Kaija Saariajo at the Phillips Collection
Sunday, February 24, 2013 at 11:54AM
Stephen Brookes

By Stephen Brookes • The Washington Post • February 22, 2013

As a little girl, Kaija Saariaho often heard music as she was falling asleep — so she asked her mother if she could have a quieter pillow. The sounds, of course, were in her imagination, and in the intervening decades the Finnish composer went on to write music that seems to drift in gently from the unconscious, with the strange and otherworldly beauty of a dream. But it’s not just atmospherics; Saariaho herself was at the Phillips Collection on Thursday night for a performance of her music by members of the Canadian Opera Company Ensemble Studio, and it was clear by the end that there are few living composers with such subtle insight into the human psyche.

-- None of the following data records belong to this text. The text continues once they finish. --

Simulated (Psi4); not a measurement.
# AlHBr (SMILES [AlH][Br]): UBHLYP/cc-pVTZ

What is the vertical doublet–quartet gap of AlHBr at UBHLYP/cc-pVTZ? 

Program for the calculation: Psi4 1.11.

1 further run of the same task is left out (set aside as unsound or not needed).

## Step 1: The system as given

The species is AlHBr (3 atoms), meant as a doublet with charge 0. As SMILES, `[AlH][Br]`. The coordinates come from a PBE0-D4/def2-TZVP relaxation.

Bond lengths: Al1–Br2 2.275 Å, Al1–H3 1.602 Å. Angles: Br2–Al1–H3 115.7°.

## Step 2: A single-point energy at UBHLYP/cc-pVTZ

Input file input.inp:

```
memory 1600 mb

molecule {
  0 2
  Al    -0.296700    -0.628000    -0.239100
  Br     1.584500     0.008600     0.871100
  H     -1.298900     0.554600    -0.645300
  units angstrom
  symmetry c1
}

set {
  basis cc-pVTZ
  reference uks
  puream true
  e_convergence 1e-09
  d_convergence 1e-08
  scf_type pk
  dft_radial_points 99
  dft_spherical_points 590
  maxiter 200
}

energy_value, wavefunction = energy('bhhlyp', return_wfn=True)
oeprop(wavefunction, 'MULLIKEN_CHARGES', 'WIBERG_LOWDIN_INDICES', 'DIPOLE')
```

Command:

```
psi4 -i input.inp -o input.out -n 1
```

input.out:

The evening turned out to be largely about love. In “Lonh,” a work for soprano and electronics from 1996, Saariaho combined a medieval love poem (beautifully sung by Jacqueline Woodley in the ancient Occitan language) with an electronic score that manipulated bells and bird song to evoke a distant and almost luminous landscape. “Quatre Instants” for soprano and piano was more urgent and compelling — an “emotional journey,” as the composer put it, through the bliss and terrors of love, from the poignant “Longing” to the anguished cri de coeur of “Torment.”

The pianist Emanuel Ax commissioned Saariaho in 2005 to write a piece for him that would have, as she put it, “not a tune, exactly, but a strong sense of melody.” The result is the engaging “Ballade,” a sort of hyper-sophisticated Nordic blues full of sweeping gestures and moody near-melodies, which received a rich, flavorful reading from pianist Elizabeth Upchurch. But the most gripping music of the evening may have been the duet from “Grammaire des Reves” — based on texts by Sylvia Plath — that explored the sometimes-warring, sometimes-integrated sides of the unconscious. Soprano Mireille Asselin and the mezzo-soprano Rihab Chaieb turned in a spectacular performance as two halves of the same whole, balancing tension and synergy as they clutched at each other and drifted apart throughout the work.